Branch County Commissioners Tuesday officially continued partial closures of all county buildings after Michigan Gov. Gretchen Whitmer extended Michigan’s stay-at-home order through May 15.
Chair Ted Gordon said “we are really in tough times now. Maybe by then we can get back to at least opening up our courthouse at least partially. Our past normal is gone. It will be a long time before we get that back.”
County offices are closed and operating by appointment only. Those with business can call the appropriate office and make arrangements to take care of the business. It often means scheduling a time to meet an employee from the office at the courthouse front door to deliver or pick up paper work.

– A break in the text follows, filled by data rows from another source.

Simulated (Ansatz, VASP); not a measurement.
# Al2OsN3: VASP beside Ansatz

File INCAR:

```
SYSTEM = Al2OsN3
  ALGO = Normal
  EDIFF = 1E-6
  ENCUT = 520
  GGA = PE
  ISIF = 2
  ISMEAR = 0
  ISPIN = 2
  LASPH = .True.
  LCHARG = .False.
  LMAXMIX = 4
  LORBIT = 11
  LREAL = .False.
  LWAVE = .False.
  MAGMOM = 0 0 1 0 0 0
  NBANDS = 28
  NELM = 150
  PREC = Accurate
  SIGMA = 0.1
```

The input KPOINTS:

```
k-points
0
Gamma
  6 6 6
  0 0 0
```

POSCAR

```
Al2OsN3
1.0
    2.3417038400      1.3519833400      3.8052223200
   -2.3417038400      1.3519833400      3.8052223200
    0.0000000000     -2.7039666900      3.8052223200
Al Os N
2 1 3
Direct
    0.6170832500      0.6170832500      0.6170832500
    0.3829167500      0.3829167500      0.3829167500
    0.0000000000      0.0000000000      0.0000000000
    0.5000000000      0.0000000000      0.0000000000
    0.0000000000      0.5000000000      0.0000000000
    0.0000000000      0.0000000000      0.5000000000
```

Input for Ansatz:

Court cases are continued except for those in custody. Then the proceedings are conducted over a video link from the jail or prison. The Michigan Supreme Court has continued limits on courts until June 22.
County Clerk Terry Kubasiak said “we are doing everything by phone, email, fax, and mail. It’s pretty much business as usual,. We are taking care of everyone.” She has a drop box outside the courthouse to receive papers for filing.
The only service she cannot perform is to receive new application for Conceal Pistol Licenses. Those require in person fingerprints which are not availible.
“Renewals can be done online,” Kubasiak said.
Register of Deeds Nancy Hutchins said her office has only one employee at a time. Many are using electronic recording of records. Her office now does tax certifications necessary for recording.
“We haven’t missed a beat,” Hutchins said. Those who want recorded documents returned must have a self-addressed stamped envelope since she doesn’t have postage.
For now, for those who wish to search records online and don’t have accounts, “we have waived the fees.”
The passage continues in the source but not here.